How to Choose Blog Categories (That Will Actually Get Your Content Read!)

Derrick Weiss

By Derrick Weiss

Jan 27, 2017

How to Choose Blog Categories (That Will Actually Get Your Content Read!)

Choosing the right blog categories is incredibly difficult.

All too often I hear: my company sells widgets, we should have a category for each type of widget! AND we should have a category for each industry that buys our widgets!

You shouldn’t. They’re wrong. Don’t do that.

I’ve told clients not to do that.

Your blog is an inbound tool - it’s meant to educate, illuminate, and share information to make your prospects more knowledgeable, better at their jobs, and be useful.

The only way it’s going to do that is if the content is superb, and if your blog makes it easy for a user to get around, find the answers they want, the answers they need, and the answers to questions they didn’t even know they had.

Why you need to organize your blog:

Kinda seems like a no brainer when you really stop and think about it, right? But it’s not always.

When someone searches via Google, they’re most likely going to find what they are looking for, because it’s something pretty specific.
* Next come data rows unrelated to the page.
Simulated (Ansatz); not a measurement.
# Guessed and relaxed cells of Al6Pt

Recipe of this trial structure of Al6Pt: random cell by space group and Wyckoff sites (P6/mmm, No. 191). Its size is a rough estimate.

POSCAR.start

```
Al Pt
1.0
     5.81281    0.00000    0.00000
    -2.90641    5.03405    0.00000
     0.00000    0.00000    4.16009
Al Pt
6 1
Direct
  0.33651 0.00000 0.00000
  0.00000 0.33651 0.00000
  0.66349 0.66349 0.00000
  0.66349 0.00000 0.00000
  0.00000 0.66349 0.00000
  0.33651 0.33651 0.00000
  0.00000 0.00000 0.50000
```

But what if they’re just browsing a site they already know? (that’s you!) If they are searching for something on your website, because they trust you, your people, and your insights, then how can they browse effectively, instead of just scrolling through your feed?

There’s a better way...

Categories are part of a great user experience.

As a marketer, you should always think of the user first. This is true when it comes to your homepage, website as a whole, your sales process, and your blog. (and here’s a great resource for more on that.)

Effective and thoughtful organization of your blog content can improve user experience -- and that’s all you really want.

Clear, specific categories resonate with your audience and make it incredibly fast and easy for them to find exactly what they’re looking for. With them, people don't have to scroll through endless pages on Google or on your site, because everything's organized into rational buckets that make sense to them.

So how do you go about choosing and creating great categories? There’s a couple places to start:

Live in the solution.

What are your buyer persona’s problems?

IMPACT’s personas’ problems are usually one of three things: they need more awareness, they need more people interested, or they need to generate more revenue. This is true for our persona, and even more true (anecdotally) for our clients, which is why our blog categories include things like “getting found,” “lead generation,” and “sales.”

Paying close attention to these pain points is a great source of possible blog categories and organizing your content. Let’s get really specific and say your persona spends ten hours a week on document management.

Finding and sorting files, sending them to the right people, managing multiple versions with multiple approvals, all that fun stuff.

Each of those things takes a lot of time, especially if they are doing it manually. This is a pain point for your persona and they are quickly getting burnt out.

You know this. They know this. But they might not know what a potential solution is, how it functions, or any of the details, but they’ll find all of that in your blog category.

So what is it in this case?

It’s probably one of two: Time Management, or Automation. You can decide which of these is the best fit by asking yourself this question: How does your persona define their problem? What words do they use to describe it? Would they call it Time Management, or Automation?

The answer to that question is the category you should go with.

Ask Sales.

Sales is marketing’s best friend. If your marketing department (or you) isn’t collaborating with sales, YOU’RE DOING IT WRONG.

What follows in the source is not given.